I just finished reading Island beneath the Sea by Isabel Allende, the Chilean writer transplanted to the States. She delves into the slave/plantation history of Haiti, Cuba, a little bit, and New Orleans in the late 1700s and very early 1800s. Her research feels thorough.
While fiction, it is a wonderful exploration of the experiences of African, European and mixed-race people to their condition and fate. People who oppose slavery in this time are considered flaky, subversive or both. Dominant culture people who consider Africans people, with rights, are few and far between, traitors to their race, allegedly.
Yet plantation owners take African concubines and father mix race children, whom they love and seek to protect and support. The mind bending/denial needed to manage opposing thinking is spelled out in understated ways. Beautiful writing, and a powerful depiction of the role of women in resisting horrendous abuse.

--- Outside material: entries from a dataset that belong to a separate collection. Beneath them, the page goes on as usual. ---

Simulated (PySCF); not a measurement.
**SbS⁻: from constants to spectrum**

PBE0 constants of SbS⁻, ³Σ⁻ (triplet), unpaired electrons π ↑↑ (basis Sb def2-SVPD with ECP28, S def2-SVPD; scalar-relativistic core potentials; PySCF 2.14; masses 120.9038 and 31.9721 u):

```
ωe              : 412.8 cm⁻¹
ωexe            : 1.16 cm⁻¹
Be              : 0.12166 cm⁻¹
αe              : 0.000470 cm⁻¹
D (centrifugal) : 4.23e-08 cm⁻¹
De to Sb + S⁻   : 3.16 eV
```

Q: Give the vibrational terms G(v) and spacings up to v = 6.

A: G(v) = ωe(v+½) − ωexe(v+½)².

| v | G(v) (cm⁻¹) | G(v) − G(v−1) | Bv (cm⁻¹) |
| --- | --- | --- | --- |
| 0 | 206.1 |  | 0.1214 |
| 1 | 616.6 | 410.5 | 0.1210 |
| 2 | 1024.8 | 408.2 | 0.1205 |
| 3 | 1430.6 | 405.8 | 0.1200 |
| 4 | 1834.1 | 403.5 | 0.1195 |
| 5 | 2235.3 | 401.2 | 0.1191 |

But all this ended a century and a half ago, right? The modern reader can't help compare then with now, and I suspect that was part of Allende's purpose. A letter writer in this week's Toronto Star, commenting on a David Olive column about CEOs rationalizing their greed and incompetence, quotes John Kenneth Galbraith: "The modern conservative is engaged in one of man's oldest exercises in moral philosophy; that is, the search for a superior moral justification for selfishness." Wealthy plantation owners exploiting shackled and terrorized Africans two centuries ago, today's powerful corporate leaders exploiting a vulnerable and insecure labour force in the 21st century--obviously there are crucial differences, but there are some disturbing similarities, too.
Haiti remains as evidence of profound race and class hatred, a damaged society that defied revolutionary, imperial France and paid a staggering price because the liberators were black, not white. A de-industrialized Ontario, and north-east North America is evidence of big capital released from any kind of responsibility to the workers who make (or made) the wealth. We are prepared to put up billions to keep big auto from jumping ship, and watch with sinking hearts as offshore buyers shut down steel plants and grind miners into the dirt to strip their contracts.
Time for everyday Ontarians to band together to rebuild the social contract. Time for a new normal. Time for the NDP.